For people of my age, who were around for the last major royal wedding of Diana and Charles, this is the latest chapter in a story which began thirty years ago in a time when celebrity culture was still in its infancy. I remember witnessing this same sense of communal euphoria at the time of their wedding; It seems to be a national (and international) projection of what arises around any wedding; the feeling of hope. By taking on a lifelong commitment to each other, the newly weds become a symbol of this hope – the hope that true love actually exists.
But we all know how the last fairytale wedding ended – the writing was on the wall before the vows were even spoken (in their televised pre-wedding interview Prince Charles responded to the suggestion of them being ‘very much in love’ by saying ‘Yes, whatever that means…’ Ouch! Not a good omen for the start of a lifelong commitment of love.

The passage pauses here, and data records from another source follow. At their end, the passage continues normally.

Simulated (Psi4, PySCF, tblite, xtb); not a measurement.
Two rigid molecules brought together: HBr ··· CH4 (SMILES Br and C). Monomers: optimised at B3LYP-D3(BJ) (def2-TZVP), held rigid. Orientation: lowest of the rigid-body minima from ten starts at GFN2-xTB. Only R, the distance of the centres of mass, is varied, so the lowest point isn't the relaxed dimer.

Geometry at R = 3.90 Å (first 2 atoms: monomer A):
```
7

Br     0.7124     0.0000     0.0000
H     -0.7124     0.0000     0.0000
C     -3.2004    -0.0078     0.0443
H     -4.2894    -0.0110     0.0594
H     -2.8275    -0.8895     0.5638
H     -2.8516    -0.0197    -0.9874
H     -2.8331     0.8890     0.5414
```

But men have changed and evolved since then – haven’t they? We presume that William hasn’t grown up with quite the same ‘stiff upper lip, don’t cry, repress your feelings’ idea of masculinity which Charles must have endured. (If you’ve seen ‘The Kings Speech’ you get a good representation of this rigidity in his grandfather and great grandfather). I can’t help thinking that some of the hope now being projected on this royal wedding is born out of the need to put right what went wrong with Charles and Diana; the need to have a happy ending to the story. In William and Kate the world sees two people who really do seem to be in love, and they appear to be lovely people too. Who wouldn’t wish them well? Perhaps in our post-Diana, celebrity obsessed culture we are more cynical now than we were in the Eighties, but not so cynical it seems to want to wish William the ‘happy ever after’ his Mother never found.